By Claire Amber Young

Christmas is coming – and so are all those novelty foodstuffs that grab the headlines. They might not be staples in the larder, but products like Walkers’ Brussels Sprout crisps are staples of festive food and drink PR campaigns.

The food stunt has long been a favourite tactic of those looking for publicity. Just as an example, one of Scotland’s supposed national dishes – the deep-fried Mars Bar – was dreamt up by a tabloid journalist to promote his pal’s chippy in Stonehaven two decades ago.

Stunts live long in the memory. And that’s what Walkers is relying on as it and other brands use the technique to boost brand awareness.

Pretty much everyone who tries those Brussels Sprout crisps is expecting to dislike them. It’s a challenging product – the kind of thing you’d eat for a dare, or because someone in the office has bought them to share for a laugh.
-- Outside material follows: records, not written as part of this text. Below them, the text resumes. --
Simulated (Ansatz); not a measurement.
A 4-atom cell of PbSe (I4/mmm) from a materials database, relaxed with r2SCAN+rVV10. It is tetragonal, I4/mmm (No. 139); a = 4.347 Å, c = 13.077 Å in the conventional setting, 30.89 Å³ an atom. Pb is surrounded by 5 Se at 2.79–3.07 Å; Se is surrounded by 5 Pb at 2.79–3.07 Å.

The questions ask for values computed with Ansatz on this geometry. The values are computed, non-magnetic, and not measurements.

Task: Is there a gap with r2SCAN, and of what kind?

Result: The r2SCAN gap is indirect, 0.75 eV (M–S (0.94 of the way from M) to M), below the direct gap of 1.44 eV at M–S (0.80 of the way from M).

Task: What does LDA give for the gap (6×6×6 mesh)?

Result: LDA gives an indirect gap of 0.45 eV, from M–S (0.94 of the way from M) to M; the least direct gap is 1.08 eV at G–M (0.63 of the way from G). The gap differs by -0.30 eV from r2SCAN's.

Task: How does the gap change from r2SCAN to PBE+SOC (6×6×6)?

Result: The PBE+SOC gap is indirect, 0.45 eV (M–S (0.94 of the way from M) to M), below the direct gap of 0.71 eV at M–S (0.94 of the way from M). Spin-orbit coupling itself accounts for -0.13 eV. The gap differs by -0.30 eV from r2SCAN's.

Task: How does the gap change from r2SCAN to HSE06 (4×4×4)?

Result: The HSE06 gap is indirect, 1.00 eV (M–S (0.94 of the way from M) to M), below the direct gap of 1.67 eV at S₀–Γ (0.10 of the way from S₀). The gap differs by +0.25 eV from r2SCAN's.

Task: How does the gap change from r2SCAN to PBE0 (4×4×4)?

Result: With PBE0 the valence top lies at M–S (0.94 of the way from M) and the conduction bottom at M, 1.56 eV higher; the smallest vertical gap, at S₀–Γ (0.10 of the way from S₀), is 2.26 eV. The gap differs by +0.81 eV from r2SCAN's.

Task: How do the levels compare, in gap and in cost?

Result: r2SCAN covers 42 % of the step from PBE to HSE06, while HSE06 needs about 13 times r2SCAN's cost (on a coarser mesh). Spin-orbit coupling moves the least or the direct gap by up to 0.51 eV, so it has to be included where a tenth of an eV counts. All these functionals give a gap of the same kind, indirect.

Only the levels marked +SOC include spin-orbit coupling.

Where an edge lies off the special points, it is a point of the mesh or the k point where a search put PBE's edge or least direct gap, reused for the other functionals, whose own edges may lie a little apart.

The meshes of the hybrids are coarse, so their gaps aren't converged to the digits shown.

It’s a product that’s all about promoting Walkers, which has a history of stunts involving its flavours (remember Salt & Lineker, anyone?). Much of the firm’s marketing hinges on being talked about for off-the-wall and fun choices.

This festive season, it is even offering Christmas-themed multipacks, one for Sprout Lovers (with sprouts, turkey and stuffing, and glazed ham in the pack) and one for Sprout Haters (cheese and cranberry replaces the sprouts).

Controversial combinations

The company isn’t responding to a demand with these products, there’s no suddenly emerging taste trend; it’s purely for the novelty, for being seen and for making that brand impression. And as a by-product of this food and drink PR stunt, they’ve produced an easy stocking-filler for people who love (or loathe) sprouts.

These new, novel flavours and controversial combinations certainly grab the attention – and not just of journalists. I saw Iceland’s Marmite Brussel Sprouts (surely the most divisive foodstuff ever invented) crop up in my Facebook feed three times in one evening last week.

The novelty aspect, combined with the demand for Christmassy copy, means that there’s a newsiness to these products that journalists find difficult to ignore and people just can’t help talking about. That’s why the festive special is a guaranteed food and drink PR win.

Thus, we saw Lidl getting plaudits for its £7.99 Christmas dinner for six inside a Yorkshire Pudding rap, while Aldi landed coverage with its foot-long pigs in blankets. Yum.

Sainsbury’s entered the fray with its own pigs in blankets contribution – this time as a tea, alongside a sprout-flavoured one. You can bet only one bag from each of those boxes will ever find itself in hot water.

Novelty drives brand awareness

For the supermarkets, this kind of own-brand product reminds shoppers that they’re there. For brands the idea is to get themselves spotted by retailers and consumers.

Retailers will be thinking about how the novelty products drive brand awareness, and see that the brand has money to put into these kind of promotional products that have a very short life on the supermarket shelves. They also know that loyal consumers will be willing to take a chance on this kind of product, while the novelty might draw in people who are new to the brand.

It’s established brands that have a strong position in the public conscience that branch out like this. It doesn’t particularly matter whether these short-term novelty products succeed – they have the freedom to do these kind of promotional activities for a limited time. It’s not a risk for them to invest in the product research, development and manufacturing in the way it would be for a smaller brand. In the end, it’s great PR, and shareable social content.

And who knows, some of these flavour combinations might stick around. Not that long ago, the idea of sweet and salty popcorn seemed outlandish. Pringles is trying a similar surprise with its festive flavour – Prosecco and Pink Peppercorn. Who knows – could these celebratory crisps take off?